BUBBA WATSON:  You know, if you look at the golf course, just at the golf course, you're going‑‑ it's lighter rough; the pine straw, which is better than rough.  So you can hit solid contact and be creative with your contact out of pine straw over rough.
And then you look at the trees, the trees, it's not like there are a lot of branchs down below.  So there is gaps that you can pull off shots, kind of like I pulled off on 15 last year under the limbs over the water.
So when you look at it from that perspective, the golf course alone shows you that people can do it.  We have seen Tiger hit shots.  Phil Mickelson, the one on 13, Phil Mickelson hits it out of the pine straw in between two trees, I think it was, when he won. 
When you get into the high rough that most tournaments try to create, it takes away shot‑making.  It makes you chip out.  When you build a golf course with high rough, you're chipping out, and that's taking away creativity and that's taking away some people's strength.
And so when you go to Augusta, the high trees with no limbs and not really much rough; there is a little bit of rough but then there is mostly pine straw.  So if you hit in the pine straw, you can still maneuver the ball out and make solid contact to hit creative shots.
And then it's Augusta National; so my juices start flowing.  And sometimes I've been able to pull off some of the shots that you shouldn't be able to pull off just because of my energy level and I get pumped up and I become a kid again.  Even though I'm 36, I feel like I'm getting old.  I still feel like a kid when I get to Augusta.  It's the home of golf.  It's the mecca of golf.  I mean, who doesn't want to be a member there; who doesn't want to be able to play there; and then who doesn't want to putt on that green jacket.  So everybody gets excited there.
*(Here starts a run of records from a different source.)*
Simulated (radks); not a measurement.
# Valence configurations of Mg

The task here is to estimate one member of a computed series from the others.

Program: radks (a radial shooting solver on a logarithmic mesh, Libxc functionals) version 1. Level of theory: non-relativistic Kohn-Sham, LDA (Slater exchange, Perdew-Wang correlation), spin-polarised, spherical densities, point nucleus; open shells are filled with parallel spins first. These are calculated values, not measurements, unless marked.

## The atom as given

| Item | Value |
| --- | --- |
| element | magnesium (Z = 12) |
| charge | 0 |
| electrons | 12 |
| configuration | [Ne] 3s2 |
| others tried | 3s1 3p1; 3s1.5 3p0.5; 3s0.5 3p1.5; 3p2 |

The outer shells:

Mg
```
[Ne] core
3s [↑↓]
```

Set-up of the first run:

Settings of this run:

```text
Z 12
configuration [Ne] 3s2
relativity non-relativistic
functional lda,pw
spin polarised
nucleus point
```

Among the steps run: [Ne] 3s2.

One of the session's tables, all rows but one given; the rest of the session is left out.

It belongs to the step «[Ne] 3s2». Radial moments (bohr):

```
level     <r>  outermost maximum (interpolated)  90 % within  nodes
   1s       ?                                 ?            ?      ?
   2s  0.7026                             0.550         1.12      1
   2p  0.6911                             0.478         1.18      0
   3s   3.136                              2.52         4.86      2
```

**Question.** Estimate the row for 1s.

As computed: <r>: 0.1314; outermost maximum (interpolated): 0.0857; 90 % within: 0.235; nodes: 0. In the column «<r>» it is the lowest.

Q.  How do you explain this run of Georgia Bulldogs heading down Magnolia Lane in recent years, and what part do you see yourself having played in in inspiring this?
BUBBA WATSON:  As long as I keep beating them, that's fine with me (smiling).
I think the University of Georgia, it's created an atmosphere where, like I said in a couple other questions earlier, chipping and putting.  I mean, that's the name of the game.  That's how you're going to get better.  It created what we called a gauntlet; I'm guessing they still call it a gauntlet there at Georgia where you have to practice your short game and you have to get up‑and‑down.  It's not about just chipping on the green and 2‑putting.  It's about hitting on the green and making a putt.
So we created a gauntlet practice area and practice facility that are better than I've ever seen for a college.  And I think then when you see people‑‑ like I had Franklin Langham who was playing good, he got to, I think he was top 25 or top 30 a few years, and so I got to meet him and talk to him.  He was a Georgia Bulldog.  So I looked up, wanting to be like that.
And then I think me playing, some of these younger guys, they are recruiting good, great, great players.  They see me, and they are like, well, if Bubba can do it, I can do it.  It just inspires them to play.  When you see people from your own school, people that you can pull for from your own school, you're going to get inspired and try to play better.
If I helped a little bit, then, yes, that's great.  But I just think that University of Georgia is doing things the right way and teaching you‑‑ Coach Haack is teaching you the right way about the short game is the most important.

Q.  Looking ahead, I realize that the Match Play is out here in San Francisco this year, and I was just curious, in all your years of playing match play, how you figured out the protocol of when to concede a putt and when not to and how your view is changed on that.  It's not always clear‑cut, I imagine.  Any examples you can recall of how your view of that process has changed?
BUBBA WATSON:  Well, when I'm playing a match against the members at my golf course I play at, I never give putts.  I make them all putt them out.  But when it comes to pros, it's obviously different.
You know, it's early in the round, you might give some putts just because it's not a close match yet, and then you wait to see if they give you putts.  You might be friendly because they have been friendly to you.  There's really no secret to it.  It all comes down to the moment.
Really, am I going to make the guy on the 18th hole putt a foot‑and‑a‑half putt?  No.  But if it's to beat me, then you just make him do it anyway, even though you know he's going to make it.  It just depends on the moment:  Are you 2‑up, are you tied, are you losing by a bunch; if you're losing by a bunch, just say, that's great, let's get out of here.
So it just depends on what the moment is at that time and if that person looks nervous over it, or what, some situation like that.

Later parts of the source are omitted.